It’s Friday, and I’m a drama critic again! Today’s Wall Street Journal contains my reviews of the Broadway revival of Seascape and a Baltimore production of Hay Fever:
Edward Albee is back on Broadway. “Seascape” won a Pulitzer Prize in 1975 but flopped at the box office (it ran for only 63 performances). Now Lincoln Center Theater is putting on a revival directed by Mark Lamos and playing for six weeks at the Booth Theatre, Broadway, “The Light in the Piazza” having tied up the company’s own Vivian Beaumont Theater for an unexpectedly long run. Though “Seascape” is no masterpiece, it’s being performed in a masterly way, and you could do a lot worse than to spend an evening watching Frances Sternhagen and George Grizzard make magic out of it.
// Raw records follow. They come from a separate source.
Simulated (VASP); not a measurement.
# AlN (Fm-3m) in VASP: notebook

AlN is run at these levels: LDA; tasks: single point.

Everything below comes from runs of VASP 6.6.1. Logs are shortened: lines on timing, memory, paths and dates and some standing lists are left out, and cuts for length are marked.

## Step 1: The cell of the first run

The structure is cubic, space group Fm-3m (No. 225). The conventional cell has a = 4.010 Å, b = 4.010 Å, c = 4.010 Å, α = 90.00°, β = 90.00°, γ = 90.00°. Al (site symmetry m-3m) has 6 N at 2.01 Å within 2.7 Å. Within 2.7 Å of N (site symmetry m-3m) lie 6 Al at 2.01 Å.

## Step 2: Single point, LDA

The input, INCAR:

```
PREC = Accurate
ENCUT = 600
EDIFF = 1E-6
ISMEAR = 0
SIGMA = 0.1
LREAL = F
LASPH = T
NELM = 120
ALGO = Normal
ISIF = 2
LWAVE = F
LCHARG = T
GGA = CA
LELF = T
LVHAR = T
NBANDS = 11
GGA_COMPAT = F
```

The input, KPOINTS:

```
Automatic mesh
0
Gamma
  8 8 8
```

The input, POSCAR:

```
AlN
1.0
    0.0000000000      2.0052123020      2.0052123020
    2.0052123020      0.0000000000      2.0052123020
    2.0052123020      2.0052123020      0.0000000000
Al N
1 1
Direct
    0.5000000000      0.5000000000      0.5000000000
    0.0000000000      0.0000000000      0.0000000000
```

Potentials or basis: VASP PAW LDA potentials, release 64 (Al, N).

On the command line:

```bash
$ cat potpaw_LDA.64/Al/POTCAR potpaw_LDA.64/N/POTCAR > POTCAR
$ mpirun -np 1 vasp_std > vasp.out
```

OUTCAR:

Ms. Sternhagen and Mr. Grizzard play Nancy and Charlie, a married couple on the far side of middle age who can’t agree on what to do with the rest of their lives (she longs to comb the beaches of the world, he wants to settle down in one place and take it easy). As they sit on an unidentified beach and bicker about their future, they are unexpectedly accosted by Sarah and Leslie (Elizabeth Marvel and Frederick Weller), a pair of giant talking lizards who, feeling a vaguely uneasy sense of “not belonging anymore,” have crawled out of the ocean to see how the other half lives….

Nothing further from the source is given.